Significantly, this question comes after many disciples walked out on Jesus for his teaching on the Eucharist, and it is the Eucharist that should be at the center of any response to the crisis. Peter answers his own question: “you have the words of everlasting life” (John 6:68). The Church is Jesus’ own body in the world, and we are members of his mystical body, given eternal life by consuming his own flesh at Mass. Without the Eucharist, Jesus’ presence in the flesh, the very heart of the Church, where would we be?

Bishop Robert Barron echoes Peter’s question in a recent pamphlet-style book, with over a million copies in print, Letter to a Suffering Church: A Bishop Speaks on the Sexual Abuse Crisis (Word on Fire, 2019). He turns to the Bible and Church history to look for perspective on the crisis. Because of the centrality of the Eucharist in the Church, the betrayal of some of our priests and bishops takes on greater significance. They act in persona Christi at Mass, offering the sacrifice of Christ on the Cross to the Father, and we depend on them for our sacramental life.

Fortunately, the validity of the sacraments does not depend upon the sinlessness of priests, but rather the holiness of God. Barron points out, however, that priests will not get off easy, given the extremely harsh words that Jesus offers to those who lead children astray: “Whoever receives one such child in my name receives me;  but whoever causes one of these little ones who believe in me to sin,  it would be better for him to have a great millstone fastened round his neck and to be drowned in the depth of the sea. Woe to the world for temptations to sin! For it is necessary that temptations come, but woe to the man by whom the temptation comes!” (Mt 18:7-9). Barron also references the punishment of Eli, in 1 Samuel 2-4, who as priest and judge of Israel watched his own sons, who were also priests, abuse the people. Barron argues that this scene gives us the best example of God’s retribution for allowing abuse to happen and not correcting it.
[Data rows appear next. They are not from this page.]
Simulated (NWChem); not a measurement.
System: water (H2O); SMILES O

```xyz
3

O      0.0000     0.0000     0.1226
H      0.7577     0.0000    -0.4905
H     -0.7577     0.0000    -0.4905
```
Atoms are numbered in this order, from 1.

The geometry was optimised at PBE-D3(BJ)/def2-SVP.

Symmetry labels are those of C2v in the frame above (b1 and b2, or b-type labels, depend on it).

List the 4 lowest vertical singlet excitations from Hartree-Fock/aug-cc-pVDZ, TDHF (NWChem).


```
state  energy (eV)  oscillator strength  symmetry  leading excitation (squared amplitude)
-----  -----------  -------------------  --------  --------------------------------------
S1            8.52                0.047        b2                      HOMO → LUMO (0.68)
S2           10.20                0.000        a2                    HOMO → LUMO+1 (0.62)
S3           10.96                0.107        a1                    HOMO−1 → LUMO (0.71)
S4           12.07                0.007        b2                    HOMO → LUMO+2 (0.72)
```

Barron also looks at the tumultuous story of Church history for context on the current crisis. Although the Church is the mystical body of Christ, he references St. Paul assertion that we bear our treasure in earthen vessels, as evidenced by the human weakness of Christians throughout history. In fact, this weakness manifests the Lord’s grace guiding and preserving the Church in spite of us. Barron quotes Belloc that a proof of the Church’s divine foundation “might be found in the fact that no merely human institution conducted with such knavish imbecility would have lasted a fortnight” (43). Heresies, sinful popes, and sexual perversity have not fundamentally destroyed the Lord’s work, even if they have turned many people away. God has promised to remain with his Church and his providence will guide us especially through dark moments.

The crisis challenges us and raises the question of why we are Catholic. Most of us have been born Catholic and may take our faith for granted as something we’ve inherited from our parents. We may view belonging to the Church like membership in a voluntary organization. Rather, our life as members of Christ’s Body is a gift from God that changes our identity and unites us to God and our fellow Christians. As we experience challenges to faith, it is an opportunity to embrace this identity even more strongly — not as something that depends upon myself or anyone else in the Church, but on God. We go to Church to honor and thank him and to receive his grace, not to be a part of a human organization.

The Church is a family, called together by God, but, like any family, we experience pain from our own and each other’s sinfulness. As family, we can’t give up on each other, but have to “stay and fight” as Barron exhorts us, helping each other to be faithful to the mission that Jesus gave us: to love one another as he has loved us and to share the Good News of his salvation.